The IRS released proposed regulations (REG-104223-18
) on Oct. 1 addressing a number of unintended consequences brought about by the repeal of Section 958(b)(4) by the Tax Cuts and Jobs Act (TCJA). It also concurrently released a revenue procedure (Rev. Proc. 2019-40
) to help certain U.S. taxpayers determine whether a foreign corporation is a controlled foreign corporation (CFC) and calculate their Subpart F inclusions and global intangible low-taxed income (GILTI) inclusion amounts. The revenue procedure provides a number of safe harbors aimed at taxpayers that have limited ability to obtain detailed information regarding certain corporate foreign investments.
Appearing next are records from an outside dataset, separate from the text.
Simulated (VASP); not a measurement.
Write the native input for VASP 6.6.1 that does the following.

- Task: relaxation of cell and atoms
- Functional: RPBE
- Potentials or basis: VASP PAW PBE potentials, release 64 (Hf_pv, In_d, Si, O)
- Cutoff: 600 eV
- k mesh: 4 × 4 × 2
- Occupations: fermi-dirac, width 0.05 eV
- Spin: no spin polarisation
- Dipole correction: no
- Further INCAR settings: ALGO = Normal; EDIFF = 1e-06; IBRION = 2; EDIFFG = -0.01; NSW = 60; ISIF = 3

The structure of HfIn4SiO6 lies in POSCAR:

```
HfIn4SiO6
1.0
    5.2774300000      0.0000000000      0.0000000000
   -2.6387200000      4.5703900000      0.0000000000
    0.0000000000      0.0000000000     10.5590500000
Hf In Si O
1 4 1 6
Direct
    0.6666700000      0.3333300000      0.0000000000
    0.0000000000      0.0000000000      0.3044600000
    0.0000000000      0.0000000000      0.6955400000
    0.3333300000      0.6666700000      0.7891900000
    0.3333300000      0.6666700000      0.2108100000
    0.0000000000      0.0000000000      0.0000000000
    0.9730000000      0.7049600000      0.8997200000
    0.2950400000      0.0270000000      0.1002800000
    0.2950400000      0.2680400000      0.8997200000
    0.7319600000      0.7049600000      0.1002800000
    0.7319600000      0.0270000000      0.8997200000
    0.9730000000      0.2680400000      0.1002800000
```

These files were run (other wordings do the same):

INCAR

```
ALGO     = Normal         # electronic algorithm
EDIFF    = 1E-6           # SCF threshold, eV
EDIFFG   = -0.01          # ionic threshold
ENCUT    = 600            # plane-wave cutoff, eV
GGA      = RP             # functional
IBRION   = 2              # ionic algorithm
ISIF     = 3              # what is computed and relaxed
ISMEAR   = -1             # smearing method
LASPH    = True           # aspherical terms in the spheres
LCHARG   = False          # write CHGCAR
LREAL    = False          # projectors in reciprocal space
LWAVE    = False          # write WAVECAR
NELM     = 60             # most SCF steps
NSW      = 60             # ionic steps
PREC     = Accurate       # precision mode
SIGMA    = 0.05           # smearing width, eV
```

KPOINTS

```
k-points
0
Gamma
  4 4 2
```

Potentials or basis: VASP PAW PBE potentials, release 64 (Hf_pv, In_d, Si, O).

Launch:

Section 958(b)(4) was repealed by TCJA in an effort to narrowly target "de-control" transactions in which a foreign parent of a U.S. shareholder with a CFC sheds the CFC status by acquiring the CFC’s stock. But in effect, the full repeal of Section 958(b)(4) without additional statutory limits significantly expanded the scope of the downward attribution rules beyond what was intended.
The proposed regulations were released under Sections 267, 332, 367, 672, 706, 863, 904, 958, 1297, and 6049. They provide taxpayers relief in certain situations but also propose to end various taxpayer-favorable outcomes resulting from the repeal of “downward attribution.” Taxpayers may rely on the proposed regulations with respect to any applicable period before the date they are published as final regulations in the Federal Register.
Notably, the proposed regulations do not provide broad relief for U.S. income inclusions of minority U.S. owners of foreign corporations that became CFCs solely because of downward attribution. Additionally, the rules do not address all known issues. For example, no relief is provided to investors that would have otherwise satisfied the requirements of the portfolio interest exemption but for the fact that the foreign corporation receiving the interest became a CFC because of downward attribution from non-U.S. persons.
While the rules generally provide relief for foreign-owned multinationals, some U.S. multinationals may be impacted. Taxpayers affected by the repeal of Section 958(b)(4) should assess how the proposed rules may influence them. The ability to adopt the rules for prior years may also provide opportunities to consider refund claims, but can have financial statement implications.
Section 958 provides rules for determining stock ownership for purposes of Sections 951-964. This includes the determinations of CFC and U.S. shareholder status, which are crucial to the Subpart F and GILTI regime, among other things.
Section 958(b) provides that, for purposes of certain sections and with certain modifications, the constructive ownership rules of Section 318 apply when determining stock ownership. Section 318(a)(3) provides rules for attribution to partnerships, estates, trusts, and corporations from owners (commonly referred to as “downward attribution”).
The application of the downward attribution rules was limited in scope by former Section 958(b)(4), which was repealed in TCJA. Section 958(b)(4) had prevented the attribution of stock owned by a non-U.S. person to a U.S. person. Now, stock owned (directly, indirectly, or constructively) by a foreign person may be subject to downward attribution to a U.S. person.
The TCJA’s legislative history collectively indicates that Congress only intended a partial repeal of Section 958(b)(4). According to the final conference report, the amendment was meant to narrowly target “de-control” transactions in which the foreign parent corporation of a U.S. shareholder of a CFC causes the foreign corporation to lose its CFC status by acquiring more than 50% of the foreign corporation's stock in exchange for the contribution of cash or property. However, the amended Section 958 does not include any reference to any control or relatedness requirement, or any other indication that the repeal is anything less than a full repeal of Section 958(b)(4).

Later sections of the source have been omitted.